Globus retirement considerations in WLCG
Introduction
In the WLCG Management Board meeting of March 17, 2020, there was a discussion
about a possible retirement timeline for the remaining WLCG dependencies on Globus:
Prompted by the plans and timelines that already exist in OSG:
For WLCG, removing the dependency on GridFTP is being tackled in the TPC WG
of the DOMA project:
Currently, GridFTP is also being used for job submissions to CREAM instances,
which have almost all been decommissioned by now, and ARC CE instances,
which already support HTTPS as an alternative.

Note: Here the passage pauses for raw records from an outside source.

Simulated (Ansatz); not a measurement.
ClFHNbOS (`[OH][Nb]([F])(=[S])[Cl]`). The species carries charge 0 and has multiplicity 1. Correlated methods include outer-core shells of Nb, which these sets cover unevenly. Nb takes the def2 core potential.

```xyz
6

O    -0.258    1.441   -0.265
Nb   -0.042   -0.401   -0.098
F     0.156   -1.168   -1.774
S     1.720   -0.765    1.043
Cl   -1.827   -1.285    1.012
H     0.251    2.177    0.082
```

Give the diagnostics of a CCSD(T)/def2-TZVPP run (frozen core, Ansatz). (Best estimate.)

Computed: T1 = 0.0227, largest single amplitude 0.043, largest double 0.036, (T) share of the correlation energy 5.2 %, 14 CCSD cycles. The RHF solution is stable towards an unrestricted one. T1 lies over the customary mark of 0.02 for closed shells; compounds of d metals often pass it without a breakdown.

While it looks viable for WLCG not to depend on GridFTP by the end of 2021,
can we actually remove Globus as a build dependency from the various storage
service implementations (see below) that currently make use of it?
Also taking into account that other communities may be unable to replace
X509 certificates with tokens as "quickly" as WLCG hopes to do, implying
there may need to remain code in the affected implementations that is able
to deal with X509 somehow. Such code may depend on Globus GSI today.
Furthermore, the transitional X509 + VOMS support in the
new WLCG AAI
(for services or workflows that do not support WLCG tokens yet)
may rely on the
RCauth online CA
, which makes use of a
MyProxy server to communicate with its HSM.
More on GSI: besides its use in conjunction with GridFTP and SRM,
WLCG already has a critical dependency on it through MyProxy. For as long
as we need the latter, it may not be a big deal to support GSI in addition,
though in theory, MyProxy could be made independent of it.
Another very important dependency on GSI comes through GSI-OpenSSH,
which is used by VOBOX instances to give login access to privileged members
of supported VOs.
WG for Transition to Tokens and Globus Retirement
The
WG for Transition to Tokens and Globus Retirement
has been mandated to coordinate the many parties involved in the transition from X509 to
WLCG tokens and the gradual phaseout of dependencies on Globus.
Current support
The remaining relevant parts of Globus and a few related products are currently
being maintained by the
Grid Community Forum
,
with contributions from several partners:
- EGI, particularly NIKHEF
- OSG, particularly U Wisconsin-Madison for builds and releases
- NorduGrid, particularly Uppsala
- HPC Center Stuttgart
- ...
Currently supported components:
- GSI
- To deal with X509 in many products
- A critical dependency of the other components
- GridFTP
- Currently the protocol is the main workhorse for data transfers
- The DOMA TPC WG foresees to have it replaced by WebDAV in the course of 2021
- Also used for job submissions to ARC (and CREAM)
- MyProxy
- The standard solution for storing long-lived proxies
- GSI-OpenSSH
- SSH extension supporting X509 proxies for authentication
- Critical for access to WLCG VOBOX instances
- UberFTP
- A handy GridFTP client tool
- In WLCG only used via CREAM, as far as we know
Development aspects
Most of the code is essentially stable. Some fixes may be needed for bugs
that e.g. may be encountered on CentOS 8. The biggest concern
probably was the postponed support for
TLS v1.3
, which has become
available since 3 September 2021. However, if we were forced to start
using that version, further debugging effort might be required from experts
in GSI code and/or other MW involved.
Products that are not affected
- dCache
- XRootD
- EOS
- Echo
- StoRM (webdav/https globus independent)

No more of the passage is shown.